The chain rule is a fundamental concept in calculus used to find the derivative of composite functions. When you have one function inside another, the chain rule helps you differentiate them easily. It's like peeling an onion, layer by layer. In mathematical terms, if you have a function \( y = f(g(x)) \), the derivative \( \frac{dy}{dx} \) can be expressed as \( \frac{dy}{dg} \times \frac{dg}{dx} \). This means you first differentiate the outer function concerning the inner one and then differentiate the inner function concerning \( x \). By multiplying these two derivatives, you get the overall derivative of the composite function.
This is useful when dealing with functions like \( y=\ln(1-x)^{3/2} \) because it allows us to tackle the more complex parts separately, making the problem easier to handle.

Logarithmic differentiation is a powerful technique used to differentiate functions that involve logarithms, especially when variables are in the exponent or are being multiplied or divided. The nature of logarithms simplifies the differentiation process. If \( y = \ln(u) \), then the derivative, \( \frac{dy}{dx} \), is \( \frac{1}{u} \times \frac{du}{dx} \). This means you take the reciprocal of the function inside the logarithm and multiply it by the derivative of that function.
Logarithmic differentiation can break down complex products or quotients into manageable parts, allowing for easy application of the chain rule. This method simplifies finding derivatives of functions like \( y = \ln(1-x)^{3/2} \), making it straightforward to apply the rules of calculus to each part separately.

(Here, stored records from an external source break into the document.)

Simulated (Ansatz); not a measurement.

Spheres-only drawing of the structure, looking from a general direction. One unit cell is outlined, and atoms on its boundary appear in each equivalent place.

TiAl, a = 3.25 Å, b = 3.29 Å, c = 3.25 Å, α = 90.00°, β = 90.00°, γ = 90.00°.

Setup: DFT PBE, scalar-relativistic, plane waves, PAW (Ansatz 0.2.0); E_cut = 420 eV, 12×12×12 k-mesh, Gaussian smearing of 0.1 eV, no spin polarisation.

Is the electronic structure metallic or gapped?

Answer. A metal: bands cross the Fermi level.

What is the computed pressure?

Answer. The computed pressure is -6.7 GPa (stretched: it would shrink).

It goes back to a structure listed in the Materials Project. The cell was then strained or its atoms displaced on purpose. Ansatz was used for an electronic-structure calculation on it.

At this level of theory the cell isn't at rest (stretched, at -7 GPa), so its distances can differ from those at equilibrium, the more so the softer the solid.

Differentiation is the process used to find the rate at which a function is changing at any given point. It is the core concept in calculus. Differentiation helps us determine the slope of a tangent line to the function’s graph at a particular point. It involves finding the derivative, which is the function's instantaneous rate of change.
For example, differentiating the function \( y = (1-x)^{3/2} \) involves applying the chain rule since it's a composite function. You take the derivative of the outer function raised to the power and multiply it by the derivative of the inner function \( (1-x) \). This gives essential insight into the behavior of the function, such as points of increase or decrease, and helps solve real-world problems related to rates of change.

Algebraic manipulation is the process of rearranging and simplifying expressions. It's a critical skill in calculus to transform complex equations into simpler forms, which makes differentiation easier. This involves combining like terms, factoring, and applying algebraic identities effectively.
Before differentiating, an expression may need to be rewritten for simpler handling. For instance, expressing \( y = \ln(1-x)^{3/2} \) as \( y = \frac{3}{2} \ln(1-x) \) can make the differentiation process smoother.

• This step often makes the subsequent application of rules like the chain rule and logarithmic differentiation more straightforward.
• It reduces complexity in calculations, especially when dealing with large expressions or multiple terms.

Through strategic manipulation, solving derivatives becomes more manageable and less error-prone.